In our January issue, we asked: Who will carry the city's torch forward for the next generations? Here, the next chain restaurant visionary
The two Bibibop Asian Grill employees approach Charley Shin sitting in a booth at the Columbus chain's Henderson Road location. It's a Monday morning in late November, about a half an hour before the Korean eatery opens for lunch, and the grinning employees ask Shin to pose for a photo with them. The low-key Shin seems a bit embarrassed as he promises to oblige their request after finishing his interview with a reporter. But Shin might need to get used to this kind of attention. If his business continues to grow at its current clip, the proselytizer of purple rice might find himself encountering more and more starstruck admirers.
Shin opened his first Bibibop in Grandview in 2013. On first blush, the restaurant seemed like a risky venture, with its strange name (it might look like “Betty Boop”—it's actually a derivative of the traditional Korean mixed-rice dish bibimbap) and its bold menu items and fresh ingredients like daikon, fermented cabbage and purple rice. But the Chipotle-style, build-your-own concept was a hit from the start, especially among millennials. In less than four years, Shin and his partners have expanded to 28 stores. Last year, Bibibop's parent company, Gosh Enterprises, which is owned by Shin, bought Chipotle's ShopHouse Southeast Asian Kitchen chain and converted its 15 locations into Bibibops, giving the local entrepreneurs a foothold in such hot markets as Washington, D.C., Los Angeles and Chicago.
Experts have noticed Bibibop's success. In June, the trade publication Nation's Restaurant News named Bibibop one of its five Hot Concepts for 2017. Editor Jenna Telesca says not only does Bibibop offer trendy, flavorful food desirable to a younger, affluent demographic, but it also benefits from the infrastructure, logistical support and financial backing of its parent company, Gosh Enterprises. Gosh also owns the nearly 600-unit Charleys Philly Steaks chain, which Shin founded in 1986 on High Street across from Ohio State. “They have a lot of things going for them,” Telesca says.

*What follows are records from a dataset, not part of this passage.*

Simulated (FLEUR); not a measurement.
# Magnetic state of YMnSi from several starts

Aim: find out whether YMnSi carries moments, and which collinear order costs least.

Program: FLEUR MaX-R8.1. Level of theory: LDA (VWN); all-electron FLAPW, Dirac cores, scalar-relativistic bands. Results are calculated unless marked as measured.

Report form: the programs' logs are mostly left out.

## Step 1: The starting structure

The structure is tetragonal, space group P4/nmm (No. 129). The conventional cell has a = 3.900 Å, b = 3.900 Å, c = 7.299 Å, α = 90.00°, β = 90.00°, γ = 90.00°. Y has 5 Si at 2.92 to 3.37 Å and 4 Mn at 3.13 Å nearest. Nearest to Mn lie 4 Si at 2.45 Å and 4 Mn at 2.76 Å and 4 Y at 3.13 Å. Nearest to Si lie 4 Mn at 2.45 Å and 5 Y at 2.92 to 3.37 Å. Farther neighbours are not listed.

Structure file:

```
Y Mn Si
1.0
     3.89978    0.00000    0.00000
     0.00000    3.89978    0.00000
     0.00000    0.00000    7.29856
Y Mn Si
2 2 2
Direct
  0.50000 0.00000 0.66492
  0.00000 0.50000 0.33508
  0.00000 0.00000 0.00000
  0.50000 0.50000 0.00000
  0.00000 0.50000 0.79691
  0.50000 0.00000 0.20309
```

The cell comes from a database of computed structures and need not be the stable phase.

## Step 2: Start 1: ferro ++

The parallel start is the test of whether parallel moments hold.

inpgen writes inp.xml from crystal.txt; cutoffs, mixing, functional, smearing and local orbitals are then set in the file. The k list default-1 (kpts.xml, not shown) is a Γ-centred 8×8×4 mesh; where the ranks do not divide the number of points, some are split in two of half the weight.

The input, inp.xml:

Chain restaurants often collapse in on themselves by expanding too quickly, says Dennis Lombardi, principal of the Central Ohio restaurant advisory firm Insight Dynamics. But Shin's supply-chain and training expertise should help him avoid growing pains, Lombardi says. “They really need to—and it looks like they're doing this—get the model and operating procedures scalable before they start opening in areas where it's harder to control—markets that are more than a three-hour drive time away.”
Columbus, of course, is the birthplace of plenty of national chain restaurants, including Wendy's, Damon's, Max & Erma's and Buffalo Wild Wings. (White Castle was founded in Wichita, Kansas, in 1921, but moved its headquarters to Columbus in 1936 and has been here ever since.) Shin drew inspiration from those examples after he immigrated to Columbus from Korea with his family at the age of 13. In fact, not long after he opened his first Charleys, Shin met one of those pioneers, Barry Zacks, the co-founder of Max & Erma's, through a chance encounter at Otani, the now-closed North Side Japanese sushi restaurant. Zacks ended up offering Shin some sage advice: pay taxes (hiding sales from the IRS was a common temptation in the cash-heavy industry back then), cook your food in front of the customer and target “captive audiences,” such as shopping mall visitors. “Those three things really stuck with me, and I kept his advice all these years,” Shin says.
Still, Shin found himself at a crossroads in December 2012. After struggling to find success with Charleys outside of shopping malls, Shin, a devout Christian, decided to kneel and pray in his home office and not get up until God told him what to do with Charleys. Shin emerged from his prayer session with a confusing intuition. “I just really felt that we needed to sell rice,” he says.
How would that work? Frankly, the idea didn't make much sense for Charleys. So Shin formed a team with his sister, his niece and a longtime business associate to explore Asian food concepts, a quest that eventually led them to the customizable rice-based Korean dish bibimbap that Shin's mother used to serve in the restaurant she once owned in the University District.
The timing turned out to be perfect, putting Shin in front of the Korean food craze that seems to be catching on throughout the country. Next year, Shin hopes to open 14 to 18 more Bibibops, expanding his footprint in cities such as Cleveland, Washington, D.C., Chicago and Los Angeles. How big can Bibibop get? “I think Bibibop can be a really viable challenger to Chipotle,” Shin says. “There's really no fast-casual Asian that is scratch-cooking and made healthy. I think Bibibop could be that.”